When a child is regularly under attack from their horrid parent, they will often be grateful that at least they have one parent who is kind to them.  But is this enough? It may be hard to criticise this kind parent, but if they don’t stick up for you, understand your plight and protect you, you are entitled to ask why not?

Sometimes young people in this situation feel intensely sorry for the gentle parent, particularly when the tables turn and the nasty parent shouts and behaves badly towards them.  The difference is that the parent is an adult and you are a child.   They may do nothing because they are scared, but that is their decision not yours.

If your love for your gentle parent is heavily mixed with feeling responsible for protecting them, they are probably failing in their parental duty towards you. It’s an uncomfortable thought, but it is important to be realistic and accept that although you love your kind parent they have let you down.

What do you think? Do add your thoughts on our forum.

Do You Feel Guilty?

It often happens that one parent is horrid while the other is not.  This can make your home life easier while you still live there.  But it’s very different once you leave for good,  particularly if you can no longer tolerate the horrid parent and cease all communication.

Cutting ties with your family is likely to make you feel guilty.   You may worry that if you are not present your horrid parent will harangue your gentle parent.   You also don’t know if your gentle parent will dare go behind their partner’s back to see you and keep up the relationship.   

You may miss your gentle parent horribly too and need their love more than ever.   This can make you feel more rejected and responsible for what you believe the good parent  now has to put up with day by day.  

Perhaps you feel you are between rock and a hard place.  This is why before you take a drastic step to cut one parent out of your life, you need to face the possibility that  your decision might affect both parents.  You also need to think through how to manage your guilt.  

 

 

Our advice is:

Work out exactly what you feel guilty about.  If its the thought of leaving the nice parent to the mercy of the horrid one remember that how your parents relate to each other is their business and responsibility.  Not yours.  You might never want a relationship like theirs but they might have come to terms with it for all sorts of reasons and even if they haven’t it’s their problem not yours. 

If you don’t think you can manage your guilt, think very carefully before you break away.  It’s easier to cool a relationship down and distance yourself from it, especially once you leave home, than break all connections with one parent.  There is little point to lead yourself into a worse frame of mind than the one you are already in.

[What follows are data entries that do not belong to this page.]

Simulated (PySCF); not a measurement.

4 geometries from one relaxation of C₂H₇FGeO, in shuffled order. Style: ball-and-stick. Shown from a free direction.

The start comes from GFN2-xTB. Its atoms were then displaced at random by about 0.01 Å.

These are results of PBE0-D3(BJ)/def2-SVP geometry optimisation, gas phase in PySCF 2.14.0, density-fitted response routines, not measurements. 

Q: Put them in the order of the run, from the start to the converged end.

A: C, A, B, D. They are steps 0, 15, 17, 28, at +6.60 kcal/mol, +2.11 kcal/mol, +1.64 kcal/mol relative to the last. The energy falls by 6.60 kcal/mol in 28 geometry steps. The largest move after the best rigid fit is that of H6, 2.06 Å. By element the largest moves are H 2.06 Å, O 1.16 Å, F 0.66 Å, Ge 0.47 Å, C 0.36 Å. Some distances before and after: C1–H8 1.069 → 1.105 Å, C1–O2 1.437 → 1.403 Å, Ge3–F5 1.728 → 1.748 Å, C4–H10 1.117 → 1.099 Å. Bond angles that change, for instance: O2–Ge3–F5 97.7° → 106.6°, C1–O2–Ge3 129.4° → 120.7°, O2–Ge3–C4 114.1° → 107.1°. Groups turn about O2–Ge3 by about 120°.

If you do break away try to stay positive if your nice parent doesn’t see you immediately.  There may be lots of things for them to work through.  Ring them occasionally on their mobile not on the landline, and try to plan a way to get together.   

Try to talk to someone you know who has had the same problem.   See our resources page for a helpful website.   

If neither stay in touch, build your life as best you can and don’t blame yourself for what you have done.  

Do join the discussion on the forum.

Competitive Dads

Competitive Dad shows off his arm wrestling skills....

Is it possible to love and really not like your parent at the same time?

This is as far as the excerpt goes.